How to Be a Dictator: The Cult of Personality in the Twentieth Century

Frank Dikötter

Language: English

Publisher: Bloomsbury

Published: Sep 1, 2019

Pages: 304

Description:

From the Samuel Johnson Prize-winning author of China After Mao , a sweeping and timely study of twentieth-century dictators and the development of the modern cult of personality.

No dictator can rule through fear and violence alone. Naked power can be grabbed and held temporarily, but it never suffices in the long term. In the twentieth century, as new technologies allowed leaders to place their image and voice directly into their citizens' homes, a new phenomenon appeared where dictators exploited the cult of personality to achieve the illusion of popular approval without ever having to resort to elections.

In How to Be a Dictator , Frank Dikötter examines the cults and propaganda surrounding twentieth-century dictators, from Hitler and Stalin to Mao Zedong and Kim Il Sung. These men were the founders of modern dictatorships, and they learned from each other and from history to build their regimes and maintain their public images. Their dictatorships, in turn, have influenced leaders in the twenty-first century, including Vladimir Putin, Viktor Orbán, and Xi Jinping.
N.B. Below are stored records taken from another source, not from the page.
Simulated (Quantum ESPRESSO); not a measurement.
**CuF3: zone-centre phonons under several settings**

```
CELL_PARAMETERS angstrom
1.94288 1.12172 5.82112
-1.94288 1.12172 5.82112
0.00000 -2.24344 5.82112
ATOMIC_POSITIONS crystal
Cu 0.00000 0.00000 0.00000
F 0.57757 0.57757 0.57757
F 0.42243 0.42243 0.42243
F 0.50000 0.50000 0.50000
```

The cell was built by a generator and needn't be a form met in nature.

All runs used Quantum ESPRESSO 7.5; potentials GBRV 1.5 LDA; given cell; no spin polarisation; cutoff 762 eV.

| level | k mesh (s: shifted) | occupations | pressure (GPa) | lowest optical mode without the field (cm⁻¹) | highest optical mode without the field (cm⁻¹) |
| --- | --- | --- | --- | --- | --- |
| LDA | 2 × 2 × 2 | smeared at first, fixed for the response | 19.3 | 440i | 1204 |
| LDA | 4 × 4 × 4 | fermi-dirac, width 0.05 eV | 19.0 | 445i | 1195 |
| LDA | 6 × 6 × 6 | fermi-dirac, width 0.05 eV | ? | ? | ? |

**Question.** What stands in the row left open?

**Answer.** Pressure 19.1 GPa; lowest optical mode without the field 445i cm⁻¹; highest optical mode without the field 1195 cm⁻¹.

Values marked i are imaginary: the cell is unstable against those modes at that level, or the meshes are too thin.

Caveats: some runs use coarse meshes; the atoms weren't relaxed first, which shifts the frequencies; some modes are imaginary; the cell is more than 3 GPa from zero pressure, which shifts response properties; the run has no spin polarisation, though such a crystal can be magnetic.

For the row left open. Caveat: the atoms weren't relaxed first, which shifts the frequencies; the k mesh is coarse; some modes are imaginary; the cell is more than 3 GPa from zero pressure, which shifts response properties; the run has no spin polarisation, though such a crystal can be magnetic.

Using a breadth of archival research and his characteristic in-depth analysis, Dikötter offers a stunning portrait of dictatorship, a guide to the cult of personality, and a map for exposing the lies dictators tell to build and maintain their regimes.

Review

" How to Be a Dictator hits the perfect balance between popular and scholarly, and it’s difficult to imagine the reader who wouldn’t learn from it and enjoy the ride. Dikötter’s book is anti-communist and anti-authoritarian in its politics, but more importantly it is historically detailed and compelling in its chronicling of how dictators set about organizing an entire society around their own glorification and power. He makes his points in fresh ways and is careful to bring in fresh details. When he covers less famous dictatorships, like Mengistu’s Ethiopia, he brings the same sensibility, but he is never obscure." - Tablet Magazine

" How to Be a Dictator takes off from a conviction, no doubt born of [Dikötter’s] Mao studies, that a tragic amnesia about what ideologues in power are like has taken hold of too many minds amid the current ‘crisis of liberalism.’ And so he attempts a sort of anatomy of authoritarianism, large and small, from Mao to Papa Doc Duvalier. Each dictator’s life is offered with neat, mordant compression. Dikötter’s originality is that he counts crimes against civilization alongside crimes against humanity." - New Yorker

"Dikötter writes with academic rigor and awareness that these megalomaniacal figures continue to inspire fascination relevant to politically volatile times." - Kirkus Reviews

"Monuments crumble and statues fall, but How to Be a Dictator succeeds in identifying how and why linguistic domination has lasting power." - Paste

"If [ The Cultural Revolution ] were widely circulated in China, it could undermine the legitimacy of the current regime . . . This book is a significant event in our understanding of modern China." - New York Times Book Review on THE CULTURAL REVOLUTION

"A fine, sharp study of this tumultuous, elusive era . . . [An] excellent follow-up to his groundbreaking previous work . . . Dikötter tells a harrowing tale of unbelievable suffering. A potent combination of precise history and moving examples." - Starred review, Kirkus Reviews on THE CULTURAL REVOLUTION

"Richly documented . . . Dikötter paints a chilling picture." - Publishers Weekly on THE CULTURAL REVOLUTION

"For those who have swallowed the poisonous claim that the Communist Party deserves some credit for China's current patchy prosperity, Mr. Dikötter provides the antidote." - Wall Street Journal on THE CULTURAL REVOLUTION

"Dikötter's well-researched and readable new book on the Cultural Revolution's causes and consequences is a crucial reminder of the tragedies, miscalculations and human costs of Mao's last experiment." - The Guardian on THE CULTURAL REVOLUTION

"Fluent, compelling and based on a wide range of evidence." - Financial Times on THE CULTURAL REVOLUTION

About the Author

Frank Dikötter is Chair Professor of Humanities at the University of Hong Kong. Before moving to Asia in 2006, he was Professor of the Modern History of China at the School of Oriental and African Studies, University of London. He has published nine books about the history of China, including Mao's Great Famine , which won the BBC Samuel Johnson Prize for Non-fiction in 2011.